In Cambridge, brilliance is a given – but moral courage is not. At the Massachusetts Institute of Technology, where equations are solved at light speed and robots teach themselves, the administration has yet to master the basic principle of protecting its students from hate. For all its technological genius, MIT is flunking Leadership 101.
The events unfolding at MIT reveal a profound failure of moral responsibility compounded by the absence of any institutional voice. Since October 7, 2023, antisemitic incidents on campus have surged. In the void left by equivocal leadership and rigid deference to protest culture, Jewish students have been harassed, marginalized, and abandoned, all while MIT continues to collect over $1.2 billion in annual federal research funding and positions itself as a global beacon of enlightenment.
President Donald Trump has cited campus antisemitism as a central complaint in his second administration’s quest to hold higher education accountable. His Department of Education has already frozen funding to Columbia, Penn, and Princeton, citing Title VI violations. MIT, under intensifying scrutiny, may be next. Unlike past rhetorical skirmishes over campus politics, the stakes now involve active federal enforcement, legal precedent, and billions in public funding.
That national spotlight fell most directly on MIT in December 2023. President Sally Kornbluth’s testimony before Congress became a flashpoint. Asked whether calls for the genocide of Jews violated MIT’s code of conduct, she responded: “If targeted at individuals, not public statements.” Harvard and Penn’s presidents resigned shortly after offering similar answers. Kornbluth, backed by MIT’s Corporation board and shielded by institutional norms, remained.
To be fair, MIT’s leadership challenges are structurally unique. Its governance is decentralized, its faculty unusually powerful, and its culture steeped in protest tolerance. But constraints are not excuses. What Jewish students are enduring isn’t discomfort over controversial ideas. It’s discrimination, harassment, and outright intimidation.
In the aftermath of Hamas’ attacks on Oct. 7, MIT’s campus saw organized demonstrations, including a “Victory is Ours” rally where Boston and Cambridge protestors openly celebrated Hamas, a U.S.-designated terrorist organization. Orientation materials contained links to the Mapping Project, an antisemitic initiative that targets Jewish institutions for dismantling. Jewish students report being called “Nazis,” kicked out of study groups, and bombarded with hateful dorm spam. They fear wearing Stars of David, kippahs, or attending Shabbat dinners. In some cases, students have delayed exams or graduation. Some faculty have left the university entirely.
The damage isn’t anecdotal. MIT’s Holocaust memorial and Hillel center were vandalized. Classrooms were disrupted by chanting mobs. Offices of Jewish and Israeli staff were stormed.
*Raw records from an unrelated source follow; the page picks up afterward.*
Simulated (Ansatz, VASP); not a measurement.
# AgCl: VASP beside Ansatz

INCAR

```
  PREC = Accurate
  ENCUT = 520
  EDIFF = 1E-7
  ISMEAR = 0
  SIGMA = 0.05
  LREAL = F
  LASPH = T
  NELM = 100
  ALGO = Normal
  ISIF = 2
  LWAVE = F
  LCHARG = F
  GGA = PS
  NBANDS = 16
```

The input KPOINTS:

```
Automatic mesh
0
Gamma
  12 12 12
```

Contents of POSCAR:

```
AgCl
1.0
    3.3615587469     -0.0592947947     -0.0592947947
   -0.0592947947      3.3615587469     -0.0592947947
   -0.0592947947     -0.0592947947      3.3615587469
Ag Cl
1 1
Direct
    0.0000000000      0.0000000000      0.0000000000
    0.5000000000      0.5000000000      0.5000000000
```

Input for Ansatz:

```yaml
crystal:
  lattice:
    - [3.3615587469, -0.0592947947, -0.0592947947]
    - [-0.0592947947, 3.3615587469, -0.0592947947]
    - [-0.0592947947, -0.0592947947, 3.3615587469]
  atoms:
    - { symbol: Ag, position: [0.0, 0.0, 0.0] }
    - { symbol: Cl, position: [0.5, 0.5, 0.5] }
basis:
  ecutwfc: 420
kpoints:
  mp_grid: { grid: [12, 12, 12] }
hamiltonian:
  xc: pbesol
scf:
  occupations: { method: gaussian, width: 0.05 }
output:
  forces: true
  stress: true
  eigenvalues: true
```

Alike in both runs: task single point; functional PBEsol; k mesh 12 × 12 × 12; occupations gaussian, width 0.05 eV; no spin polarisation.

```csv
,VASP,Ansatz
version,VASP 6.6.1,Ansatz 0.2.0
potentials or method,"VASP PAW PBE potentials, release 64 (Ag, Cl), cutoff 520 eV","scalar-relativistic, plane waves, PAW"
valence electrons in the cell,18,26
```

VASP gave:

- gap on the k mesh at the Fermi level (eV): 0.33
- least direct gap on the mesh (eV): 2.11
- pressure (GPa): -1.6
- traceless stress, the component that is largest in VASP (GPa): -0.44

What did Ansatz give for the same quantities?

A parallel study by the MIT Jewish Students Association revealed that 59% of Jewish students experienced antisemitism on campus after Oct. 7, 2024. Nearly three-quarters said they felt unsafe expressing their identity. And 74% gave the administration a failing grade in protecting them.
The role of faculty has deepened the divide. While most faculty have been silent, some professors have spoken out against campus antisemitism, raising concerns on social media and in faculty forums. Others, however, have fueled the problem. A postdoc in the Brain and Cognitive Sciences department referred to Zionism as a “mental illness” and spread organ-harvesting libels. The department’s DEI officer dismissed the complaint. The DEI chair of the Department of Urban Studies and Planning publicly endorsed statements labeling Israel a “genocidal apartheid state.” The MIT Faculty Newsletter Editorial Subcommittee has reportedly ignored pro-Hamas and pro-Nazi messaging while casting Jewish students as aggressors.
Meanwhile, MIT’s DEI efforts have drawn criticism for refusing to acknowledge the plight of Jewish students, despite their status as a minority worthy of protection. The Faculty Working Group on Free Expression noted that its DEI offices have prioritized ideological conformity over intellectual diversity, required political loyalty oaths, and made excuses for “acceptable hate speech,” even in cases involving Nazi imagery.
In contrast, the University of Pennsylvania has attempted reform. After its president’s resignation, Penn introduced independent oversight, bolstered safety measures, and began reassessing DEI implementation. MIT has made no such structural changes.
From 2001 to 2024, MIT received an estimated $3.6 billion from Qatar – one of its largest foreign donors. The agreements and any attached conditions remain opaque. The hypocrisy is clear. In order to qualify for federal funds – on climate, DEI, and sustainability – MIT grant recipients must accept ideological conditions. Yet the institute cannot protect Jewish students under existing civil rights law.
Despite these failings, President Kornbluth has issued repeated statements condemning antisemitism, including one in August 2024 after Mapping Project materials resurfaced. “Antisemitism is totally unacceptable in our community,” she wrote. Critics complain her words are feckless without corresponding action. Her defenders argue she is attempting to thread the needle between free speech and student safety, a daunting task under MIT’s governance model.
The MIT Corporation has remained fully supportive of President Kornbluth. In a Dec. 8, 2023, statement, the board praised her “judgment, integrity, and moral compass,” and affirmed its confidence in her leadership. That support has remained consistent as of this writing.
Policy scrutiny, however, has intensified. The Department of Education opened Title VI investigations into antisemitism and Islamophobia at MIT last fall. In February 2025, the Federal Task Force to Combat Antisemitism announced visits to 10 campuses, with MIT likely among them.
The pressure is mounting, so MIT must act urgently and decisively. It should release a full donor transparency report, disclosing foreign and domestic contributions, and any conditions attached. It should publicly adopt the International Holocaust Remembrance Alliance definition of antisemitism, which is already used by the State Department and other federal agencies as the legal standard for Title VI enforcement. And it should reexamine DEI structures that have failed to protect Jewish students.
The Talmud tells the story of Bar Kamtza, a guest publicly humiliated while the rabbis stood silent. The destruction of Jerusalem, it says, came not from outside enemies but from the cowardice of moral leaders. “Because of [Rabbi] Zekharia ben Avkulas’s misplaced caution,” the text reads, “our Temple was destroyed.”
MIT’s leaders are not being asked to rebuild a city. They are being asked to protect their students.
As Theodore Roosevelt said: “In any moment of decision, the best thing you can do is the right thing. The next best is the wrong thing. The worst thing you can do is nothing.”
MIT has done nothing. That must change.